When I use itoa() it needs a char* _DstBuff, what is the best practice here?
#include "stdafx.h"
#include <iostream>
using namespace std;
int main()
{
int num = 100;
// I'm sure here is no memory leak, but it needs to know the length.
char a[10];
// will this causue memory leak? if yes, how to avoid it?
// And why can itoa(num, b, 10); be excuted correctly since b
// has only allocated one char.
char *b = new char;
// What is the difference between char *c and char *b
// both can be used correctly in the itoa() function
char *c = new char[10];
itoa(num, a, 10);
itoa(num, b, 10);
itoa(num, c, 10);
cout << a << endl;
cout << b << endl;
cout << c << endl;
return 0;
}
the output is: 100 100 100
So could anyone explain the differenct between char *b = new char; and char *c = new char[10]; here?
I know char *c will dynamiclly allocate 10 chars, but that means char *b will only dynamically allocate 1 char, if I'm right about this, why is the output all correct?
actually which is the best practice of a, b, or c?

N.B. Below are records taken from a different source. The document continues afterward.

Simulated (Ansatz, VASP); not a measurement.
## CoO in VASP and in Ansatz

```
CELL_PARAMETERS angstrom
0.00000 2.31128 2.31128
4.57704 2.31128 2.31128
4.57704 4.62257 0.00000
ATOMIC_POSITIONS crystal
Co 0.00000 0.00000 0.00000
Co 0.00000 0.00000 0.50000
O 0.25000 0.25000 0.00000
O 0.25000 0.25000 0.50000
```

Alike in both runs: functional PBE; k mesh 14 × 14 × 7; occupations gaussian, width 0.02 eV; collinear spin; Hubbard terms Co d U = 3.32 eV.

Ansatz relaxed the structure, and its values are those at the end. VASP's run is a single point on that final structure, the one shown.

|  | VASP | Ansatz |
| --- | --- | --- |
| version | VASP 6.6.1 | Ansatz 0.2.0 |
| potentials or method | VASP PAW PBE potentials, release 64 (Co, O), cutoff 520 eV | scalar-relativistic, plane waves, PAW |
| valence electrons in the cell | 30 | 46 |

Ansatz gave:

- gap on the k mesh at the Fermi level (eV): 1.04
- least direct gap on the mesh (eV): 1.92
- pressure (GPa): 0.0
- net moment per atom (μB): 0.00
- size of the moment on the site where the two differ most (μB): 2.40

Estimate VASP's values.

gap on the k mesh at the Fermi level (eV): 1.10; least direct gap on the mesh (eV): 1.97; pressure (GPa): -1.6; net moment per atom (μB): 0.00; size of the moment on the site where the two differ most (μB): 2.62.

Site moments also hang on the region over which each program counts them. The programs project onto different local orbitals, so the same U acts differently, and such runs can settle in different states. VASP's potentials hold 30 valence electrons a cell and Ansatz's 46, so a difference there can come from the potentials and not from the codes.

Best practice: Don't use it at all.
Why? Because it's not in the standard.
What should I do instead? Use std::to_string.
(If you're really stuck having to use itoa, then use a large local static buffer, like char[512] or so -- if you want to be really really safe you can make the array size sizeof(unsigned long long int) * CHAR_BIT + 2 or something like that so it can always hold any number expressed in any base, plus sign.)